Reference: Troubleshoot Turn Signal Relay - Turn Signal works, indicator flashes once and turns off. Hella DOT TBB 26 1-4x21W-12V 4DB 002 479-08 (A)71315 See Standard Troubleshooting Disclaimer on Main Page
Odd thing. I finally think I had one of those experiences we were told we would someday have. It was like the scene in Red Planet when Val Kilmer says (trying to figure out their way to the Mars Habitat Shelter before their air runs out) :"This is it. That moment our teachers said that someday algebra would save our lives". I now know a bit more about the flasher relay than I would like and I think physics saved me $59.
Removing the fairing was pretty simple actually. As to the turn signals, they used to be up on the fairing and had two wires each - a hot and a ground. The ground went back to the 31 block (the brown one on the bottom - brown as ground). So when the light was on its circuit was fairly clean although connectors can create some resistance. Lets just consider this the 'normal state' of that circuit.
How does a turn signal work? There are several good sites - check out the Vespa repair site. It has a fine explanation.
Basically for this troubleshooting you need to know that there are two magnetic coils in the relay that serve to interrupt the circuit. One is associated with the lights and one acts in parallel and runs the little turn signal indicator light in the instrument console.
When I went to the stalk lights I increased the resistance on the circuit since they are now grounded through the frame and not the block. This affected the behavior of the capacitor in the relay. It apparently had enough juice to pull down its own coil repeatedly, but after the first discharge it failed to provide adequate amps to the second coil (indicator on instrument cluster) to allow it to repeat. So when you turn on the signal it works, but the indicator blinks once and then does not blink again.
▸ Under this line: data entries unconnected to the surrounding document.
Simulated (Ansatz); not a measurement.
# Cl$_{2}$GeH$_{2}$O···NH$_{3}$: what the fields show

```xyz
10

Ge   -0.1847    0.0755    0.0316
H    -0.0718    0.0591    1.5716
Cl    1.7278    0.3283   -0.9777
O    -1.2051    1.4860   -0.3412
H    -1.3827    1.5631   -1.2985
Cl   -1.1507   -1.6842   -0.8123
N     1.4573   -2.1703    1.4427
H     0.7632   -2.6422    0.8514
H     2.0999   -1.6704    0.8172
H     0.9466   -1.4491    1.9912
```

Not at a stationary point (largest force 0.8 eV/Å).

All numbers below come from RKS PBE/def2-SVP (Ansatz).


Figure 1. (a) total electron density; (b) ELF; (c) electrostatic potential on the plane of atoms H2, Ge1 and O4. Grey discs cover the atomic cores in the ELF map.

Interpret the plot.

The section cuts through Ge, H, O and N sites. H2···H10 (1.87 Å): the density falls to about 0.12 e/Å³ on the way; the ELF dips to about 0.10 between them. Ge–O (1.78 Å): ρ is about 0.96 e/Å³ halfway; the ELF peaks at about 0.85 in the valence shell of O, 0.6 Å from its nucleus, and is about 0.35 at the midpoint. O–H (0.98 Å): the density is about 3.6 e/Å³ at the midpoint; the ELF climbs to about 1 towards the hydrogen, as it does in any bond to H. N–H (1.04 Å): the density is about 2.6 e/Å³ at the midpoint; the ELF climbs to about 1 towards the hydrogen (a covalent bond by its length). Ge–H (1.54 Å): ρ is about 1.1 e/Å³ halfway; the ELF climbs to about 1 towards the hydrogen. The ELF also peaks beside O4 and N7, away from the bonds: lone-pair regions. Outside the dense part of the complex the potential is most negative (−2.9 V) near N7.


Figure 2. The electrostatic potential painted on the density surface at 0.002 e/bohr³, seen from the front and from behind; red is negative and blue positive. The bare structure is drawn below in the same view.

I opened up the relay by spreading the base of the cap and examined the relay. Be VERY GENTLE. These things can bounce around all day, but there are some very fine parts that if touched roughly can damage the entire piece. After a couple of days learning about relays and looking at this problem I did the scientific thing of...(See Standard Disclaimer)...placing my fingernail behind the bar that completes the signal and push it about 1/64th of an inch closer to its coil. Bingo! It started to work just fine. So I could either 1) adjust the rest for this bar and bend it closer and reduce the travel distance...or 2) adjust the spring tension and and make it easier to move the bar. I did 2) since it looked like the spring was designed to have its tension adjusted. That's it... a $59 replacement avoided. Clean it up with electronic parts cleaner, grease it with some dielectric grease to preserve and clip it back into the bike. Good riding!